Modi’s visits to Ghana, Namibia and Trinidad and Tobago, will be his first. The last Indian Prime Minister to visit Accra was Narasimha Rao in November 1995. President Pranab Mukherjee did a state visit to Namibia in 2016, however, no Indian Prime Minister has visited the African nation yet.

India had been one of the earliest nations to raise the question over the independence of Namibia at the United Nations in 1946. The Southwest Africa’s People Organisation (SWAPO), which led Namibia’s independence movement, opened its first foreign mission in India in 1986. After Windhoek won its independence in 1990, India upgraded its mission in Namibia to that of a High Commission.

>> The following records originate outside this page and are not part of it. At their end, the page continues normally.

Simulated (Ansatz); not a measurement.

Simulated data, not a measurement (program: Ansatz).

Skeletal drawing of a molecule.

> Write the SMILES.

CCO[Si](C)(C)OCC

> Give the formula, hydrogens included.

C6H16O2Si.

The last visit to Port of Spain by an Indian PM was by Manmohan Singh in 2009. The President of Trinidad and Tobago Christine Carla Kangaloo virtually addressed India’s Pravasi Bharatiya Diwas earlier this year. Kangaloo was slated to travel to Bhubaneshwar, but was unable to do so.

With Brazil and Argentina, India maintains a strategic partnership. Brazil and India are founding members of BRICS and have maintained a strong partnership across a number of areas, including supporting their respective bids for permanent membership to the United Nations Security Council (UNSC).

Modi last visited Argentina in 2018 for the G20 leaders’ summit in November 2018. Milei, the ultraconservative President, assumed power in 2023 and has attempted to resuscitate its economy and rein in its inflation, pushing for closer trade with the US.

While Modi’s attendance at the BRICS summit will see a number of bilateral meetings with various leaders, the one meeting which is not expected is with President Xi Jinping of China. The Chinese President is unlikely to attend the summit, according to reports.